These meaningful stares are complemented a couple of pages later by this panel:

This doesn’t seem to quite be Crumb — his self-caricatures are generally instantly recognizable. But, at the same time, it clearly is Crumb; the white connoisseur who appreciates the “rich cultural heritage” of those African-Americans who (according to Crumb in the next panel) see the “old blues” as “too vivid a reminder…of an oppressive ‘Uncle Tom’ past they’d rather forget about.” Only the white listener can appreciate the lower-class, un-PC genius of the blues, undistracted by a history of oppression which regrettably (if understandably) blinds the music’s most direct heirs.

Of course, as we’ve seen, Crumb himself is responsible for at least one of the most widely disseminated modern examples of vicious Uncle Tom iconography in existence. Given that, it seems fair to wonder whether he isn’t protesting a bit too much here. Are black folks really disdainful of the blues because the music is not as uplifting as gangsta rap? Do they really see blues songs about violence, sex, and drinking as somehow Uncle Tomish? Or, you know, is the music just really old pop culture, and therefore not of particular interest to most people, as is generally the case with very old pop culture?

Perhaps the real question is not why black people don’t love the blues enough, but why Crumb loves it so much. After all, what is he getting from this story of authentic black people carousing and fighting and making great timeless art which only he and a select few like him understand?
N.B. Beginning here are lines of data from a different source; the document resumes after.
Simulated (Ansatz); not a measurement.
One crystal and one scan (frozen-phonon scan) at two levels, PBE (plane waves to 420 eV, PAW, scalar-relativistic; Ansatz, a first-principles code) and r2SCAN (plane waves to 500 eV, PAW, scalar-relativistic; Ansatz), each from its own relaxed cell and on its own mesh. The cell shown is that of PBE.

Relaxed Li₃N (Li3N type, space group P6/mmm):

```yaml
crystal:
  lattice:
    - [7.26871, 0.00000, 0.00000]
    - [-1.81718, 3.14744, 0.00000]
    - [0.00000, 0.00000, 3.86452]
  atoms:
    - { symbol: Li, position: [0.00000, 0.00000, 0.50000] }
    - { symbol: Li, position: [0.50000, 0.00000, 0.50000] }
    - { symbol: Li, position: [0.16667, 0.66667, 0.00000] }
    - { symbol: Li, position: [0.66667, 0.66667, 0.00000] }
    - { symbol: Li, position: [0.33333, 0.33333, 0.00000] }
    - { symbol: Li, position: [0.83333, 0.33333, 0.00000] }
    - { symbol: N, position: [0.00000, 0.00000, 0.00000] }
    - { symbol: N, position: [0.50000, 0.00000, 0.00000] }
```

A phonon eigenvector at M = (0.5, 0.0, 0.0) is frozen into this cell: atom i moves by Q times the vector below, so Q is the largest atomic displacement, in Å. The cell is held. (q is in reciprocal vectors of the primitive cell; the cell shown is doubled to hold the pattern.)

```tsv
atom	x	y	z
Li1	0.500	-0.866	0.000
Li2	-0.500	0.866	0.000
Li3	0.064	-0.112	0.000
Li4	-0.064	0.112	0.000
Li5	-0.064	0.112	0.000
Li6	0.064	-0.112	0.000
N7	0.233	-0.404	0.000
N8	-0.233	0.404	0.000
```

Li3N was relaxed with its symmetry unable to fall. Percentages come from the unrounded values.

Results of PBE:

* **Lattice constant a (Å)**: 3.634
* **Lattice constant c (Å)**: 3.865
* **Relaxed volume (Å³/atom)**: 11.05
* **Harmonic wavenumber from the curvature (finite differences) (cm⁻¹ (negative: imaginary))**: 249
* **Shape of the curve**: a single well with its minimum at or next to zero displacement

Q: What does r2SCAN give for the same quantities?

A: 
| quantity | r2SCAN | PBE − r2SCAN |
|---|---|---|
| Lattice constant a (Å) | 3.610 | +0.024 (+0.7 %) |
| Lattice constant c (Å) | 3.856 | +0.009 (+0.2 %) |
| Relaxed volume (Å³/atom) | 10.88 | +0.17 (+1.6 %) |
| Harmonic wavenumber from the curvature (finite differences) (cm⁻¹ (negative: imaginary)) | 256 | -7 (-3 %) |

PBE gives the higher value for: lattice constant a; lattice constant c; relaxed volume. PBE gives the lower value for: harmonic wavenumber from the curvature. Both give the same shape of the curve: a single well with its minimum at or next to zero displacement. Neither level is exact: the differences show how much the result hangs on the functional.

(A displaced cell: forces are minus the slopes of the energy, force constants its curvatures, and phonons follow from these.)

It’s not really that difficult a question, obviously. White American culture (and not just American), from Gershwin to Joplin to Vanilla Ice and Madonna (to say nothing of Elvis) has long been obsessed with adopting, miming, parodying, and exploiting black culture. Because they have been oppressed and marginalized, blacks have taken on a kind of totemic value; they and their culture are the ultimate expression of resistance to the man, of purity and heart in the face of a monolithic culture of indifference. Being black is being cool — and through his love of old blues, Crumb can be blacker than Janis Joplin, blacker than Bessie Smith, blacker than non-blues-listening African-Americans — blacker, in other words, than black. On the last page of the story, we see a ghostly Charlie Patton floating above his girlfriend Bertha Lee — and you have to wonder if that’s how Crumb sees himself, an intangible, unseen observer, both watching and inhabiting the long-dead African-Americans he animates and desires. We haven’t, after all, come that far from Cheap Thrills; it’s just that, instead of drawing blackface, Crumb has — circuitously and with less painful racist connotations, but nonetheless — donned it himself.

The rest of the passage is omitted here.